Scoping how best to monitor performance and system change, including the exact metrics relevant for their WFWF activities and how to develop a monitoring system that looks across WFWF activities to include system change progress, continues to be a main activity for CSPPs. For some, their plans involve building their analysis capacity, either through hiring or freeing up capacity from analysts or data officers.
A few CSPPs have progressed with identifying their priority metrics to monitor their performance. Fife, for example, is leveraging its existing children's services data group to develop a dataset and scorecard based on the WFWF outcomes in the logic model, which a data officer will then update, analyse and report on quarterly.
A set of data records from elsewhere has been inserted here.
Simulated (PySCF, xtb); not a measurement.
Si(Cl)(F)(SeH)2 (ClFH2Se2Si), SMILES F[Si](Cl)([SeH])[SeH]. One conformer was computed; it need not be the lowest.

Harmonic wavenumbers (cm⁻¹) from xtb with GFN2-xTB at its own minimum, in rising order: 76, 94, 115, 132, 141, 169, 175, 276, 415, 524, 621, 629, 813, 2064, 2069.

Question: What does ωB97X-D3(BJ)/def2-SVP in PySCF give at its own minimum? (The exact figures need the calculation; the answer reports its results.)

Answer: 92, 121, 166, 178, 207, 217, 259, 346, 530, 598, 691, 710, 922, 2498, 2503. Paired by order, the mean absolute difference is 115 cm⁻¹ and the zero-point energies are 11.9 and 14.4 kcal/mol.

Some CSPPs also planned on implementing new IT software using WFWF funding to better track and measure children and families' journeys across the system, for example, North Ayrshire, described in the Spotlight box below.
Spotlight on…
North Ayrshire were setting up a new and enhanced IT system called 'Eclipse', which would replace their existing recording system. This will allow them to track children and families' journeys across agencies, identifying if anyone re-appears in the system.
When Eclipse becomes embedded, it will provide them with richer data in the form of automatically-generated genograms on the system, which will contain details of extended family members. A genogram is a visual tool that shows a family tree and is used to give a pictorial representation of a family system. If, for example, service providers felt it was necessary to link in with a grandparent because they were identified as a protective factor and a strength, they will be able to do that more easily.
Overall, it is anticipated that Eclipse will provide agencies with more data on the work they are delivering and associated outcomes.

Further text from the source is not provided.